It was all working for gold. And then Janet Yellen spoke.
In her first news conference as the Fed chairwoman, Yellen seemed to imply the Fed might raise short-term rates sooner than many market participants expected.
Immediately following those remarks, gold continued to head south, capping off a four-day stretch in which the shiny metal has lost almost 5%. The move also marks quite a reversal for gold, which was in the midst of its best Q1 performance since 1985.
(Read more: Gold settles about 1% lower on Fed, firm US dollar)
So is that as good as it gets for gold? According to some traders: Yes
“Gold is a competitor to cash in a zero interest rate environment,” said Kathy Lien of BK Asset Management. “But when interest rates are on the rise, or expected to be, gold becomes a far less attractive investment.”
Traders point to some recent changes in the overall market that could provide significant headwinds for gold; higher rates, a stronger dollar and an easing in geopolitical tension.
Now that Ukraine has cooled, “the need for safe haven seems decreased,” said Gina Sanchez of Chantico Global .
Those factors are unlikely to change in the near-term.

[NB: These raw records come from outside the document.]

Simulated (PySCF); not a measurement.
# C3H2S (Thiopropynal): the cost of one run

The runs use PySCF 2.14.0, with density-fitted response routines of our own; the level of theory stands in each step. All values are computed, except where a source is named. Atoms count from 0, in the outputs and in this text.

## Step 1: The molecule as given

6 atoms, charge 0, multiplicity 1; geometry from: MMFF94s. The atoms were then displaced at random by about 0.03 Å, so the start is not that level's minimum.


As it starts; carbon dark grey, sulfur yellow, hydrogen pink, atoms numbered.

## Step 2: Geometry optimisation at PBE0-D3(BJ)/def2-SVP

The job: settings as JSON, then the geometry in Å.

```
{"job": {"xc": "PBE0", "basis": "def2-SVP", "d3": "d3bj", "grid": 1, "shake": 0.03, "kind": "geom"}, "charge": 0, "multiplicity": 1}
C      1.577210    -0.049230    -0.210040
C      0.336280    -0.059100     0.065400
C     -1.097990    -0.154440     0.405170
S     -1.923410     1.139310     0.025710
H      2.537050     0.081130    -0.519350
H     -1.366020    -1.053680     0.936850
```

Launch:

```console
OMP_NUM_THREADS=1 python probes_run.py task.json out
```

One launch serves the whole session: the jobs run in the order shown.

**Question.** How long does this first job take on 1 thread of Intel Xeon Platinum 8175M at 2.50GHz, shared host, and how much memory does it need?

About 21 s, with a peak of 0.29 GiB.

“You still have increasingly hawkish central banks and overly bullish sentiment in gold,” said Enis Taner of riskreversal.com. “That’s probably not changing anytime soon. I expect gold to be range-bound between $1,200 and $1,400 for the next few months.”
Unfortunately for gold bugs, the technical set up isn’t looking much better. In fact, according to Steven Pytlar of Prime Executions, the charts point to more pain for gold.
Said Pytlar, “we could see a substantial drop to $1200.”